AKE 1: „Saubere“ Kohle

AKE 1.2: Invited Talk

Monday, March 22, 2004, 11:45–12:30, HS 221

CO2 Capture and Storage – An Update on Ongoing European R&D — •Tore A. Torp — Statoil Research Centre, Rotvoll, N-7005 Trondheim, Norway

At the Sleipner gas field in the North Sea, CO2 has been stripped from the produced natural gas and injected into an overlying aquifer since 1996. Since then, nearly 7 million tonnes of CO2 have been injected without any significant operational problems. The Sleipner project is the first commercial application of CO2 storage in deep saline aquifers in the world. To monitor the injected CO2, a separate EU supported project (Saline Aquifer CO2 Storage, SACS) was established in 1998. Since 2003 the third phase, studying the long term behaviour of CO2 at Sleipner and making a feasibility study of four other possible European storage sites, is ongoing.

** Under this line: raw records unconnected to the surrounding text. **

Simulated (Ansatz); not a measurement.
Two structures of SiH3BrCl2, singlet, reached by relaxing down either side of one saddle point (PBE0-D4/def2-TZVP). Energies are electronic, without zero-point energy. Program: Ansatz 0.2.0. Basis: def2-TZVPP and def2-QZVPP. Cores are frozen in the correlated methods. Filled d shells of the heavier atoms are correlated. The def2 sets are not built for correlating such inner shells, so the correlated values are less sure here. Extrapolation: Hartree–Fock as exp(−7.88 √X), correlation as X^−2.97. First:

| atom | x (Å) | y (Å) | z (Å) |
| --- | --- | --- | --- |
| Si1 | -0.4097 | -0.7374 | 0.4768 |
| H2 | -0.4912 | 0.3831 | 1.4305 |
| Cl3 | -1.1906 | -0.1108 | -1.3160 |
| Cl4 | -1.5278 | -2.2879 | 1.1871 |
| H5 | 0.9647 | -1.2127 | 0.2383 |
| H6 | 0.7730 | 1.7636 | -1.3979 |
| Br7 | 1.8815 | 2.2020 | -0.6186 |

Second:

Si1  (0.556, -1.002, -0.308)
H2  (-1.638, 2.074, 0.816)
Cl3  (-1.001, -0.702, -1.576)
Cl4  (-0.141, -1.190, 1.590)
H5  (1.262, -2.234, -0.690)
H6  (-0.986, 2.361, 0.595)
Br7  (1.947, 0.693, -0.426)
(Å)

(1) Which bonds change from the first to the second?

The CO2 at Sleipner is injected into a large high permeability sand body (between 850 and 1500m deep, occupying 2.5 x 104 km2) which is overlaid by a thick shale succession. Shales have very low permeability and are expected to provide an effective seal to the injected CO2. As concluded by the 6 European Geo-science Institutes involved in SACS, there is every reason to expect the CO2 to stay there the next few thousand years.

In the SACS project, time-lapse 3D seismic surveying has been used successfully to monitor the CO2. As expected, the injected CO2 has migrated upwards towards the top of the reservoir. Simulation tools to describe the migration of the CO2 have shown that they can well replicate the position of the CO2 and can therefore also be used to simulate its future behavior.

In 2004 four new major EU supported RD projects will start covering a wide range of CO2 management from new power station concepts to storage and the basic geo-science it builds on.

The Kyoto protocol and the EU Directive on emission trading will from 2005 put a price on CO2 emissions. At the same time the oil and gas industry in the North Sea are coming to a development phase where by using CO2 they can extract 5-10% more oil from fields having reached the later stages of production. This will create a market for CO2.

The presentation will finish with an indication of the cost to get the CO2 from heavy industry and power stations on land to the offshore oil fields.